Despite much effort, until the late 20th Century the Maya hieroglyphic writing system had been deciphered only partially by scholars. One reason for this was that there is little textual material and there are no bilingual texts such as the Rosetta Stone (which facilitated the decipherment of the Egyptian hieroglyphs). Only a few original Mayan texts survive from times prior to the Spanish conquest in the mid-16th Century, although there is abundant material carved in the stellae and on walls in the ceremonial centers such as Tikal, Palenque and Bonampak (in present-day Mexico and Guatemala).

For forty years, from the 1930s to the 1970s, the decipherment of Maya writing was held up by the false assumption (defended by Sir J. Eric S. Thompson) that the glyphs denoted ideas, so that the translation of a sentence in the Maya script required concatenation of ideas to provide a meaningful statement.

The correct approach to the decipherment of the Maya script, namely, treating the script as the written record of a spoken language, was discovered in the 1950s by the Russian linguist Y. V. Knorosov. After Thompson's death in 1975 this approach was adopted by American linguists and thereafter excellent progress was made toward a complete decipherment, although the work is still unfinished.

In two respects, however, the Mayan written language was fairly well understood already in the 19th Century. These are the number system and the calendrical systems used by the Maya.

In contrast to our decimal number system, based on 10, the Mayas used a system based on 20. This is known as a "vigesimal" system. A dot represented 1 and a bar represented 5. Numbers from 1 to 19 were represented by combinations of dots and bars.

bar-and-dot

The largest number represented in this way was 19, consisting of three bars and four dots. The numbers from 1 through 19 were also represented by pictorial glyphs.

For numbers greater than 19 the Mayas used the dot-and-bar notation in a place-value number system similar to our decimal system. This software does not make use of this numerical notation. Interested readers may refer to the numerous books on the subject, e.g. Morley [39] and Ifrah [28].

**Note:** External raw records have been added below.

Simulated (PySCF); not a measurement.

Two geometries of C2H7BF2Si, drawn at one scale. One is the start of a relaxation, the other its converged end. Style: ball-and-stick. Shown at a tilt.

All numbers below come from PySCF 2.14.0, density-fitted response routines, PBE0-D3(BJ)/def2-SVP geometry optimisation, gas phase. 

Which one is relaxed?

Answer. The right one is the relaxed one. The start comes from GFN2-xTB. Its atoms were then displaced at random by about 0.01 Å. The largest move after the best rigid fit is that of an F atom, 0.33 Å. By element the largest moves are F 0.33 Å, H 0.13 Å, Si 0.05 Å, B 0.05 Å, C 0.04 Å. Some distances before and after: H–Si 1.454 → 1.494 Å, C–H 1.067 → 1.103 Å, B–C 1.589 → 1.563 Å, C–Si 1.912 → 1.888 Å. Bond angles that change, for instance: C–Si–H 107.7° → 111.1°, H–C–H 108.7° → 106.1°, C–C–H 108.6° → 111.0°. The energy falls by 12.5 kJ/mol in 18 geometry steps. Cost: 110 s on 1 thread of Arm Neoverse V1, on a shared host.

The three main surviving Mayan texts are known as the Dresden Codex, the Madrid Codex and the Paris Codex, named after the cities in which they currently reside (see Maya Codices). Occasionally the student will see reference to other works, such as the Chronicle of Oxkutzcab (a colonial document, written in Mayan but in roman script, which is mentioned by Thompson [70] and by Bricker and Bricker [14]). The details of the calendrical system used in the Madrid Codex differs somewhat from that used in the Dresden and Paris Codices, as will be explained in Chapter 3 below.

Good introductions to the Maya systems of counting and dates, including the tzolkin, the haab and the long count, can be found in Aveni [1], Aveni [5], Ifrah [28] and other works.